We all have relationship dealbreakers. Maybe you disagree on issues of politics or religion. Maybe he’s a vegetarian and you miss eating meet. Maybe she’s into Marvel comics and you’re hard-core DC. Maybe he’s left-handed and your elbows bump into each other at the dinner table. Maybe, as with Melissa Jeltsen’s failed relationship, he just wasn’t intellectual enough for you–or as she put it, he didn’t go to college.

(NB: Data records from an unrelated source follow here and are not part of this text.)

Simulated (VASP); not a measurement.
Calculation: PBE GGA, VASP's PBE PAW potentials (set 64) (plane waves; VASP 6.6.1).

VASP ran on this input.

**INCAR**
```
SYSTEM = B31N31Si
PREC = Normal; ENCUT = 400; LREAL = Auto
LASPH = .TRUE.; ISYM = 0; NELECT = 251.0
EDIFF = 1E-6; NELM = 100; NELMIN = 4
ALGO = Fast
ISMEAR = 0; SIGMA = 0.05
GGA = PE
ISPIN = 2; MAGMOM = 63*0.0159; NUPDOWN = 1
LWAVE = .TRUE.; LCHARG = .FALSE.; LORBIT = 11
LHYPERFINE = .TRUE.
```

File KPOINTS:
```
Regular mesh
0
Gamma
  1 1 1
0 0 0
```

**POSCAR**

I went to college because high school ended, and that was what people like me did. At 18, I moved out of my parents’ house in the country and into a dilapidated three-story Boston duplex shared by an opera singer from San Francisco, a classical guitarist from Florida, art students, writers, and a colony of mice. Our perpetually unlocked door meant the house’s population was regularly supplemented by a straggler passed out on a wine-soaked couch, or–late on New Year’s Eve in our communal kitchen–an androgynous punk rocker named Duke.
…
Duke was not like me: He was a reclusive Boston native who didn’t read, wasn’t political, and didn’t even own a computer. I grew up overseas, devoured newspapers, and felt happiest surrounded by lots of friends, debating into the night. But our connection ran deep and easy. We spent each prematurely dark night of that New England winter at my house exploring the places our young lives overlapped–laughter, food, pot, sex.
Quick summary: Jeltsen and her Duke had little to nothing in common outside of their “deep and easy” connection. The more time she spent in college, the more she was “intently motivated by the heightened intellectual atmosphere” and wanted someone to talk with about literature and philosophy and brilliance. Duke wasn’t into those things. Duke had a learning disability, dropped out of school at age 16, and had no interest in finishing high school or starting college. But as time passed, Jeltsen became concerned with Duke’s lack of intellectual vigor. When he finally caved and enrolled in her college, he didn’t seem to like it or feel comfortable with it, and their intellectual gap further widened until they had nothing to talk about and started fighting and then he got a cat and the house smelled bad and they broke up.
For want of his college degree, their relationship was lost. Tragic.
How about this as a dealbreaker: I’m into political debate, and he couldn’t care less. I like talking about literature, and he likes drawing and skateboarding. He isn’t interested in procuring income, and I resent having to carry the financial weight in our relationship. Not having stuff in common is a perfectly reasonable dealbreaker. (My partner doesn’t think I’m good enough? Huge dealbreaker.)
But go ahead, cram it all into a superior, elitist backpack labeled “never went to college.” Maybe if Duke actually went to college, he’d discover that he wanted to be an illustrator and still didn’t give two shits about politics or literature. Maybe he’d discover a love for computer science, end up making a ton of money, and still have nothing to talk about with you. Maybe now that you’re free, you’ll meet some handsome literature grad student in the coffee shop and spend your days discussing philosophy and classic texts, but always in your apartment because his smells like cat piss and his mom was late paying the power bill. But at least Cat Piss Grad Student would have the four-year degree that qualified him as people like you.
I wanted an intellectual match. Duke wanted a cat.
I’m super-sad that didn’t work out for you. And I’m sure Duke, if he were to read this (if he read things at all, which he totally doesn’t, amirite?), would cry a delicate, crystalline tear at his loss.
Allow me to throw out a dealbreaker of my own: pressuring someone else into turning into something he doesn’t want to be, just because you think he should be. Maybe he’d actually be blissful and fulfilled if he jumped through your hoop and met your intellectual standard, or maybe he feels blissful and fulfilled right now (or did, until you started hassling him about his intellectual inferiority). Either way, it’s not your call–particularly since you knew from the very beginning that you didn’t share any interests outside of pot and tomato soup. If you’d acknowledged that from the beginning, or at least when you started craving smarty-smart conversation with your college pals, you could have saved him the stress of struggling to be the “intellectual match” you wanted him to be. Wherever Duke is now, I hope he’s happy, and I hope he’s discovered that his dealbreaker is people who don’t think he’s good enough.